As a bit of an aside, if you're really big into the macabre, you have the year 2016 to look forward to; that's the year that the first Baby Boomer turns 70, ushering in what Doug Smith refers to as "the Golden Age of Death". And then holy shit, all bets are off.
At the first news story (or, well, who are we kidding, they won't hear it until it hits CJOB) about the Baby Boom now beginning to die off, there's going to be a madcap silver stampede to withdraw whatever pension money is available -- because I'm worth it, they'll tell themselves, insisting on enjoying their money before they die like the radio says they're going to and they miss the opportunity to spend their accumulated wealth on boner pills and Eagles albums. So if we the nation haven't come up with some sort of reformation strategy by then, well, I dare say there are going to be some lean times a'coming for the ol' pension plan system.
Let's see, how can I keep this carefree train of whimsy and jocularity running along the saccharine tracks of neverending cheer? Okay, uhh -- writing is a worthless skill, and pursuing it will only make you miserable and hateful. Yes! Bam! Three for three!

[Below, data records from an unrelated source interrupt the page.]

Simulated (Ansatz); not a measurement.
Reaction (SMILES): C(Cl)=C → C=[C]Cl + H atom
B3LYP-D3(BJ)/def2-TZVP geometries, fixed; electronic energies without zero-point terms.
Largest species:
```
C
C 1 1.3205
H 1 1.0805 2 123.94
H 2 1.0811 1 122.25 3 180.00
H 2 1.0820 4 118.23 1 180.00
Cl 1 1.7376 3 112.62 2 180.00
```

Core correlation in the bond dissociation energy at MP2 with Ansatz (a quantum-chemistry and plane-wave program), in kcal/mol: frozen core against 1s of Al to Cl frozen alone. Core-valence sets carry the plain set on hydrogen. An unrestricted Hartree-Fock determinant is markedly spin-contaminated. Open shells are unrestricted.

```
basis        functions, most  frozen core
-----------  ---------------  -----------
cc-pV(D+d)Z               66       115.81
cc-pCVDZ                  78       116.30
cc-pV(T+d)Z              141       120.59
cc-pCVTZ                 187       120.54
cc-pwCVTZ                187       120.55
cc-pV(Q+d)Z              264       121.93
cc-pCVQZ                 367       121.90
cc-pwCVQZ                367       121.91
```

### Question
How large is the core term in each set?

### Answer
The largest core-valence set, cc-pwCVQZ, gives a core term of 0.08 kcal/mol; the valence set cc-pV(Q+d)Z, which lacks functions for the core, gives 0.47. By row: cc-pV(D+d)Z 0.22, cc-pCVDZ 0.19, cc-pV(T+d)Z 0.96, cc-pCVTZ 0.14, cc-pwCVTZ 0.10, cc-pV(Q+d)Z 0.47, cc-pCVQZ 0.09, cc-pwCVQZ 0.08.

That part about the minimum threshold of 5,000 copies constituting a Canadian bestseller? Completely legit. If you are an author in Canada, selling five thousand copies is considered living the dream. And, barring some sort of miracle, you are absolutely not going to sell five thousand copies -- which is why it's the dream, you see.
And who are you or I to think we can dent the smothering cult of celebrity that ruthlessly devours what little budget the nation allots itself for reading materials? At the time that column was published, the top five authors in the Globe and Mail hardcover non-fiction bestsellers list were -- and I falsify none of these -- Keith Richards, Justin Bieber, George W. Bush, Bob Probert, and Don Cherry.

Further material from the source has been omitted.